It was thrown out purely on the grounds that the judge didn't like it. The pay package was approved by Tesla's non-Musk general shareholders.




> was thrown out purely on the grounds that the judge didn't like it

It was thrown out for technical but super legal reasons stemming from the Board’s lack of independence. Delaware judges don’t get to review pay packages approved by competently-run Boards.


The pay package wasn't determined by the Board. It was approved by them, sure. But they didn't set it. Why would it matter whether they had any independence?

If lack of independence is grounds for annulling the pay package, it's also grounds for annulling every other decision the Board ever approved. (It's the same Board!) That wasn't suggested; the grounds for annulling the pay package are different.


They set the upper limit, same thing


Thrown out by a judge in the most corpo state on the country. It was so embarrassingly badly handled they couldn't even rubber stamp it.

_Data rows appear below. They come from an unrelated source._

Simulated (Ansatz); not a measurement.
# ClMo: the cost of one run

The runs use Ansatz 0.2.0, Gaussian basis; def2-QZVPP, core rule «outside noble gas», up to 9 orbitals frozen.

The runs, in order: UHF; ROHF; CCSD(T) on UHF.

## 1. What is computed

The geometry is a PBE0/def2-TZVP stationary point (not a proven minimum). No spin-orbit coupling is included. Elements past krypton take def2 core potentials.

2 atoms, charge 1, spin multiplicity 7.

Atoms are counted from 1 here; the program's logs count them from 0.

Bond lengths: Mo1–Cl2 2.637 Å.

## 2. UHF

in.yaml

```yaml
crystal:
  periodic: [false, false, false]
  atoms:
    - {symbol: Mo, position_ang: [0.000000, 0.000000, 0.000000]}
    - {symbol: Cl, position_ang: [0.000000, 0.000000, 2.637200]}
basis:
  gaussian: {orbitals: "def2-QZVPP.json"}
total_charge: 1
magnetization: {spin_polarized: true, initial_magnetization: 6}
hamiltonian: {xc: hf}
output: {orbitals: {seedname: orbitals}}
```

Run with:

It was handled fine. If it had been badly handled, it would have been thrown out on those grounds. Instead, the grounds were "there is no reason for Elon Musk to be paid this much".


No it really wasn’t. Delaware goes out of its way to trust corporate boards to make business decisions, especially around compensation.

In this case Tesla screwed up at least 3 different standards that are generally biased towards the company against shareholders. Only the last of those 3 standards has anything to do with relative compensation.